Which type of bankruptcy you file – Chapter 7 or Chapter 13 – can depend on several factors, but in most cases the determining factor is the bankruptcy means test analysis.
What Is The Bankruptcy Means Test?
The bankruptcy means test analyzes your income to determine whether or not you are eligible to file Chapter 7 bankruptcy. Consisting of two steps, the means test is used to determine if you have sufficient disposable income to pay off your debts.
It’s important to bear in mind that only those with primarily consumer debts – not business debts – must take the means test. In addition, some veterans and military members aren’t required to take the means test.
How Does The Bankruptcy Means Test Work?
The first step of the means test compares your current monthly income to your state’s median income for your family’s size. (Median income levels vary by state and household size, so check the appropriate chart on the U.S. Trustee Program website.)
Current monthly income is your gross income earned over the six calendar months before filing for bankruptcy multiplied by two. If your current monthly income is below the median, then you pass the means test and are eligible to file Chapter 7 bankruptcy. Most people (over 80%) pass the means test at this first step.
If your income exceeds the median, you may still qualify to file Chapter 7 bankruptcy but will need to perform the second step of the means test.
The second step involves deducting certain allowed expenses from your current monthly income to determine if you have sufficient disposable income to pay down your unsecured debts, such as credit card bills.
These expenses can be broken down as follows:
- Standardized Expenses: These include expenses for food, clothing, out of pocket health care costs, housing and utilities, and transportation. However, the amounts entered for these expenses are not your actual expenses but based on national standards established by the Internal Revenue Service (IRS).
- Payments to secured and priority creditors: If you want to keep certain property like your home or car, you can deduct your home mortgage and car loan payments from your monthly expenses. Also, expenses related to priority debts, such as tax debts, that wouldn’t be discharged as part of the Chapter 7 case can be deducted.

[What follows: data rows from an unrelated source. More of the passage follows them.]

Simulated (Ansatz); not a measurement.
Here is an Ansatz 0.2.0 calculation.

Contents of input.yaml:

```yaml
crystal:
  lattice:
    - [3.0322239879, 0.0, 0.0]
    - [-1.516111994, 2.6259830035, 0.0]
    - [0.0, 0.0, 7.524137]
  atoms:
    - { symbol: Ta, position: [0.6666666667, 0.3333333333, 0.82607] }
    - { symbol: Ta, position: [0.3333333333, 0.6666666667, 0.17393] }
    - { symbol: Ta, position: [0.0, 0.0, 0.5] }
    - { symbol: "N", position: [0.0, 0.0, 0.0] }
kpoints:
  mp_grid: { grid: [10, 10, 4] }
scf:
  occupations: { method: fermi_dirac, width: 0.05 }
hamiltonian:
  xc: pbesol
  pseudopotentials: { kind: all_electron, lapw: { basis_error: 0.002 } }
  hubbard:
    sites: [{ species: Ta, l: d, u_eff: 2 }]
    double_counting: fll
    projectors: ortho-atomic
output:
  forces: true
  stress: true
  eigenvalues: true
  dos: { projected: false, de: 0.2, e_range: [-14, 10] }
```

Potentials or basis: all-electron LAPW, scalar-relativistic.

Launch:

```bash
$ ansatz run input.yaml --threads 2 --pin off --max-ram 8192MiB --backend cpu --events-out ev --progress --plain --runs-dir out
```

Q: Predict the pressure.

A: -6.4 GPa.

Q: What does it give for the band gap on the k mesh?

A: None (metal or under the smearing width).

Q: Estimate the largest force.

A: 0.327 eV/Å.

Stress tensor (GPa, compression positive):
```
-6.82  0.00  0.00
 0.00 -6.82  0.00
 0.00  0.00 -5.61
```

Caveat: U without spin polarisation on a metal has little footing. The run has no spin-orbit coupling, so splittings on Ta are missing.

- Actual expenses: Debtors can increase deductions in certain expense categories if they can show that their actual, reasonable and necessary expenses for a particular category are greater than the number allowed under the IRS standards. Additionally, certain actual expenses, including payments of domestic support obligations pursuant to a court order, are considered as part of this analysis.
- Administrative expenses: Finally, the means test deducts administrative expenses that are a standard part of a Chapter 13 case to determine if you have sufficient disposable income to pay your creditors.
If step two of the means test shows you do not have sufficient disposable income to pay at least 25% of your unsecured debts over a hypothetical five-year Chapter 13 plan, you are eligible to file Chapter 7.
What Happens If I Fail The Means Test?
If you fail the means test but your income has recently decreased or your expenses have recently increased, you may still be eligible to file Chapter 7 provided you can hold off on filing for a while.
Finally, bear in mind that just because you are eligible for Chapter 7 relief doesn’t mean you might not be better off filing Chapter 13 bankruptcy. If you want to hold onto certain assets like a home or car by getting caught up on your mortgage or loan payments, Chapter 13 may be the right option to pursue.
If you are considering bankruptcy, it is important to consult with an experienced bankruptcy attorney who can analyze your financial circumstance, present the options available to you, and explain the bankruptcy process, including the bankruptcy means test.